Fix indexedarray adjoint by aneangel · Pull Request #1504 · NVIDIA/warp

aneangel · 2026-06-02T01:20:44Z

Description

wp.indexedarray inputs were not differentiable: wp.Tape raised AttributeError
(no .grad), a manual adjoint launch segfaulted on CPU, and on CUDA it silently
produced zero gradients. This adds gradient support for indexed-array inputs so the
adjoint follows the gather indirection and accumulates into the base array's gradient.

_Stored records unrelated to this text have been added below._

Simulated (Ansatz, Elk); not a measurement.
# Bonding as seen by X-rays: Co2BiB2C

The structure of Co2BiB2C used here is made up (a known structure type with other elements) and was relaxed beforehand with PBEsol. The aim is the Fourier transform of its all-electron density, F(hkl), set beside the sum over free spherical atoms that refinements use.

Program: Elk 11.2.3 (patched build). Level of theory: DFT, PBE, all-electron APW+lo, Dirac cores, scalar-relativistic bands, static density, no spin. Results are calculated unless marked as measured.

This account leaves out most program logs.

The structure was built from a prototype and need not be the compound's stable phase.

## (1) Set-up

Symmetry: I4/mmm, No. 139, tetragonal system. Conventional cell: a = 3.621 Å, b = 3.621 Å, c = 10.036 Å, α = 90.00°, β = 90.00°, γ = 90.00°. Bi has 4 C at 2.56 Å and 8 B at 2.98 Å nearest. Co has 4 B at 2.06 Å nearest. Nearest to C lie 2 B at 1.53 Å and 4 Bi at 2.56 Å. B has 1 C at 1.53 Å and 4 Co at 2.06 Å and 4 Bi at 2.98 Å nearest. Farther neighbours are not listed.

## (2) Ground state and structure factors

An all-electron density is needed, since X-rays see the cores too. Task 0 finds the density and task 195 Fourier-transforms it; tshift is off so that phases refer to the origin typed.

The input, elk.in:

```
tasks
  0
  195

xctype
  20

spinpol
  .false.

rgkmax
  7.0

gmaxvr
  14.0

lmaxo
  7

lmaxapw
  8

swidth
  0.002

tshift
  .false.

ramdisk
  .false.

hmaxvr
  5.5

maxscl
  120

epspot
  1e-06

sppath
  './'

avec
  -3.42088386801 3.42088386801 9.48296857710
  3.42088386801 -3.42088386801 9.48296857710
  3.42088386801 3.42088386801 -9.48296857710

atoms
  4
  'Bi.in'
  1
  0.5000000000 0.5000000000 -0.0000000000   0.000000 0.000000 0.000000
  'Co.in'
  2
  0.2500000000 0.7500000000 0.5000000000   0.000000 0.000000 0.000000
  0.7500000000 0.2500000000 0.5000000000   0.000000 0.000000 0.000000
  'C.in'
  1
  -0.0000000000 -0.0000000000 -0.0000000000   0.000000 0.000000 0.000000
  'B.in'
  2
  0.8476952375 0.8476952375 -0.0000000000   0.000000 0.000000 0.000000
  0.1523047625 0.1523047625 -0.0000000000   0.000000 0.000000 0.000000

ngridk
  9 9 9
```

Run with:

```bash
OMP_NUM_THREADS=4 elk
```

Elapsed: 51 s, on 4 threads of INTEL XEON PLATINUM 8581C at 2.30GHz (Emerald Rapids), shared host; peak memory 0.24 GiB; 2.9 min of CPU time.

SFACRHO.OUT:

right now this is only handling 1-D arrays, multi-dim is still needing to be implemented

closes #1479

Checklist

I am familiar with the Contributing Guidelines.
New or existing tests cover these changes.
The documentation is up to date with these changes.

Test plan

uv run warp/tests/test_indexedarray.py
uv run warp/tests/test_indexedarray.py -k grad_1d

Verified gradients are correct on CPU and CUDA via both wp.Tape and a manual
adjoint launch (expected [0, 0.25, 0, 0.5, 0, 1.0]).

Bug fix

import warp as wp
import numpy as np

@wp.kernel
def weighted_sample_sum(samples: wp.indexedarray[float], weights: wp.array[float], total: wp.array[float]):
    i = wp.tid()
    wp.atomic_add(total, 0, samples[i] * weights[i])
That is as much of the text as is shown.